The Environmental Defense Fund and the Intertribal Agriculture Council are working on a three-year study with Native American ranchers that will track costs, loan terms and soil carbon improvements.

Farmer fixes fence

Thad Rose and his ranch, Rose Ranch, are part of the partnership with the Intertribal Agriculture Council to assess the impact of regenerative agriculture on Native farms and ranches in the Plains region of the U.S. Image courtesy of IAC.

Regenerative agriculture programs have become popular among the big consumer packaged food companies. Danone, General Mills, Organic Valley, PepsiCo, Walmart, Kering, Land O’ Lakes and many others are working within their farmer supply chains to finance, incentivize and understand the transition to regenerative agriculture practices. 

While regenerative ag might be a new buzzword in corporate America, many Native American communities have been using what is now considered regenerative agriculture practices for centuries. Some argue that these practices originated with Native American farming and ranching. But despite their pioneering efforts, the corporate-sponsored regenerative agriculture programs that pay farmers to incorporate these techniques haven’t always benefited Native communities as these programs usually work within a company’s own supply chain and with whatever farmers the company is used to working with.  

The Environmental Defense Fund (EDF) and the Intertribal Agriculture Council (IAC) are teaming up to bring this type of program to Native producers and to understand how the regenerative movement will be different on tribal farms. 

"Our aim at the end is being able to tell a story back to [Native] producers and identify if there are financing solutions that can make the transition to these practices easier and more profitable," said Vincent Gauthier, manager for climate smart agriculture at EDF. "Where can financing really help them be more profitable and make the investments they want to make in regenerative agriculture?" 

Understanding soil and financial concerns on Native American lands

The three-year pilot study will gather data from 14 Native ranchers and farmers in South Dakota, North Dakota, Nebraska and Montana as they implement regenerative practices such as rotational grazing, cover cropping, no tillage and reduced synthetic fertilizers. The program will collect a baseline soil carbon sample and measure soil carbon, yield, input costs, output revenue, cost of production and many other financial and agricultural data points over the three-year timeline. The study is looking to determine what costs are associated with making these types of investments and what are the exact improvements needed on the land.

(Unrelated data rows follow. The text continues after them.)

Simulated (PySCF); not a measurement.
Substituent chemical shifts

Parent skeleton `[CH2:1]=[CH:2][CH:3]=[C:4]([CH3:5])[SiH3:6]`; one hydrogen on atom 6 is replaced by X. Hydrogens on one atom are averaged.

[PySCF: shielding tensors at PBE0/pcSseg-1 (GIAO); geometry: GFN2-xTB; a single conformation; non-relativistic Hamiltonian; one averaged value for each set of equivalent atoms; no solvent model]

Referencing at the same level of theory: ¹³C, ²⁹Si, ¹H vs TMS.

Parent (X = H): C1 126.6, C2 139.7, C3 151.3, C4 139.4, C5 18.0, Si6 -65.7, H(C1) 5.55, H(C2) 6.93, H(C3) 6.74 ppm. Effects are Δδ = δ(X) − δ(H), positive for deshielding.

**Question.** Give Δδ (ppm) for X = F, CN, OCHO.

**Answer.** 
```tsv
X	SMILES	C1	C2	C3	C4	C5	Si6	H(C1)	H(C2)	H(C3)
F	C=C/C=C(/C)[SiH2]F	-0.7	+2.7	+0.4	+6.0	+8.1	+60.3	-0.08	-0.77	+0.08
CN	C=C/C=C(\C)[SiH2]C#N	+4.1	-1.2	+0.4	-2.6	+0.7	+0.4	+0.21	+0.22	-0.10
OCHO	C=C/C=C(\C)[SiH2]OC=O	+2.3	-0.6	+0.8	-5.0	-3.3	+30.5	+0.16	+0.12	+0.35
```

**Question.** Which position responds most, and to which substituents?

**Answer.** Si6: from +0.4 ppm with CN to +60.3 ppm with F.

According to Gauthier, the end goal is to understand the risks and benefits specific to Native land and then to be able to work with lending institutions and other finance providers to provide loans and other financial products, tailored to support Native producers during the transition.

On the agricultural data side, producers will be collecting soil samples and sending it to a laboratory to do the analysis.

But EDF and IAC are also working with the Minnesota State Farm Business Management Program to collect, benchmark, analyze and educate on the financial data they collect. The farmers will receive $4,000 a year to compensate them for collecting this data.

Credit is a daunting challenge for Native farmers and ranchers

Tomie Peterson, regenerative economies program director at IAC and a member of the Cheyenne River Sioux Tribe, already has a prediction of what EDF and IAC will find in the financial data for the Native producers in the program. 

"Access to long-term credit capital, like land loans, is sometimes difficult, and has been a continued issue that these producers have had to face," she said. "That’s what we're going to see when we look at the financial data."

According to Peterson, the reservations where Native farms and ranches are located are usually credit deserts. The areas lack financial institutions that will give out big loans for the costly agricultural upgrades the producers will need to buy the equipment to transition to regenerative agriculture. 

Access to long-term credit capital, like land loans, is sometimes difficult, and has been a continued issue that Native producers have had to face.

"Agriculture lending is already difficult enough on the normal commercial side, but it's even more difficult when there isn't a credit institution that's providing that sort of loan product in your area," she said. 

Native land rights are also extremely complex, confusing and steeped in bureaucracy, according to Peterson. Sometimes the land is leased, or owned through a government trust or owned by several people in a tribe; one producer might even be operating on multiple people’s land.

"If you look at [Native producers’] operations, they have this different level of bureaucracy that they have to go through because they're operating on a tribal reservation," she said. "They have to go through tribal government, state government and federal government." 

All this just adds to the complexity of getting financing for Native people. 

"Those are the sort of factors that are different for Native producers than every other type of producer," she said. "Which is why we're trying to capture this information specifically for them to understand what benefits and costs may be associated with those sorts of changes." 

Some policies, corporations and programs have already started specifically identifying Native producers. The Biden administration’s USDA Indigenous Food Sovereignty Initiative works to further incorporate Indigenous perspectives into agriculture. Nutrien, the fertilizer and farm input producer, has partnered with Indigenous communities to bring their historical knowledge to the company. And Indigo Ag, a soil carbon credits project developer, is working with National Indian Carbon Coalition (NICC), which was awarded a two-year grant from the USDA-NRCS Equity Conservation Cooperative Agreements program in 2022 to support bringing carbon farming to Native producers. 

One thing I hear over and over again reporting on agriculture is that each farm or ranch is unique — and what might work for one farm in one location might not for another. So I’m pleased to see that organizations are getting hyperspecific with these regenerative agriculture fact-finding programs to truly understand how the regenerative transition will need to be adapted for each individual farm and farmer. 

Correction: Indigo Ag's description was updated. It is a project developer not itself a market.